It contradicts itself on a few points. One of Jonathan Kent’s lines has already become somewhat infamous. Those on the “love it” end of the divide defend the movie by saying that Jonathan is confused and not really sure what to do with his extraordinary situation — and believe it or not, I agree with them. A movie like this has room for a character who’s confused about the difference between right and wrong. The movie itself could arrive at a place like that. But it doesn’t. Ultimately, Clark does make a choice, and the movie explicitly endorses that choice. That means, on some level, the storyteller has to attempt to justify that, and Man of Steel falls flat on this point.

It tells most of Superman’s origin in retrospect. When we first meet him, he’s already an adult, wandering faceless across the rural United States. We see his childhood in bits and pieces. I actually like this decision; it makes the movie feel less like a labored origin story, and it also streamlines it considerably. The flashbacks come more or less at random, though, and aren’t necessarily tied into whatever adult Clark is experiencing at the moments they come to him. In the end, people are products of their experiences, and this is as true of Clark as anyone — the film is rather openly suggesting this. But it’s difficult to tell in what sense he is the man he is. It’s difficult to tell the effect his father’s contradictory messaging — “You’re born for great things, but hide it because everyone will fear and hate you” — had on that person. Instead, the movie proceeds with this sort of vague emotionalism that builds over time and pretends, here and there, to be real character development. I’ve actually seen some movies work wonders out of this. Man of Steel does all right, but it leans heavily on visuals and music to that end.

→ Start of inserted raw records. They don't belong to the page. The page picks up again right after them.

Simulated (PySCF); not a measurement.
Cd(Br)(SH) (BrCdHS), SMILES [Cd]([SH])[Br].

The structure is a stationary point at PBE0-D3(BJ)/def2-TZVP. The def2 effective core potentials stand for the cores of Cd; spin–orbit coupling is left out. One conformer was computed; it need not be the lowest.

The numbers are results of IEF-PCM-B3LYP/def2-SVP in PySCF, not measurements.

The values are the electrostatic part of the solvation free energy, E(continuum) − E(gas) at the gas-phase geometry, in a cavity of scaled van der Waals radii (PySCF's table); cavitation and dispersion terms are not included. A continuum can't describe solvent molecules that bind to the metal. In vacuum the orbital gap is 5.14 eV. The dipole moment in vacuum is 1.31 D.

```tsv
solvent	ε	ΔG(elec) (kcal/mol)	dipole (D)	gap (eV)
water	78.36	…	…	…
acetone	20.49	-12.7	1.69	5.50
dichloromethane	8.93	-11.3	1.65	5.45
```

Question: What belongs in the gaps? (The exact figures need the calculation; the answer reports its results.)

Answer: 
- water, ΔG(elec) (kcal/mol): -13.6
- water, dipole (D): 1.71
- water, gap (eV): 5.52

I think people might ask why any of this is important. I know that, in writing, it sounds like a technical thing that critics fuss about because critics were born to fuss. But it really is the difference between a movie being essentially not boring and a movie genuinely engaging your emotions and drawing you into an unforgettable experience. Most fans of Man of Steel seem to be even bigger fans of The Dark Knight, and, frankly, I suspect this is why.

But if Man of Steel’s reach exceeds its grasp, at least I can say that it tried to be something, and even partially succeeded. Moreover, its attempts at saying something, at the very least, produce a side effect, unintended or otherwise, that actually ends up elevating it. These attempts at developing Clark’s personality through his interactions with his parents and, eventually, reporter Lois Lane (Amy Adams), may fail in their strides at crafting some sort of ethos, but they succeed quite well in endearing you once again to these iconic characters. You get to see — not just get told about — the nature of these relationships and more or less what they mean to the characters. You understand why Earth and the people who inhabit it are important to Clark. You understand why he might believe, if not in people’s inherent goodness, then at least in their capacity for redemption. You understand why he loves his mother; you understand why he loves his father, even though his relationship with him is complicated and leaves him more twisted up than whole.

Amy Adams is a great Lois Lane. She’s back in spitfire mode and perhaps resembles her cartoon counterpart more than her Superman: The Movie portrayal. Maybe the damsel in distress thing is overdone at this point, but even then, it isn’t half as egregious here as in other adaptations — or even in movies in general. And can we talk about how great it is that she’s in on Clark’s secret pretty much from the beginning? Not only does this give them something that they share — and a reason for them to be connected — it does away with what was always the dumbest part of this story. Granted, it means there’s basically no tension between them in the entire movie, and they feel more like old chums than potential lovers, but hey — even that’s better than nothing.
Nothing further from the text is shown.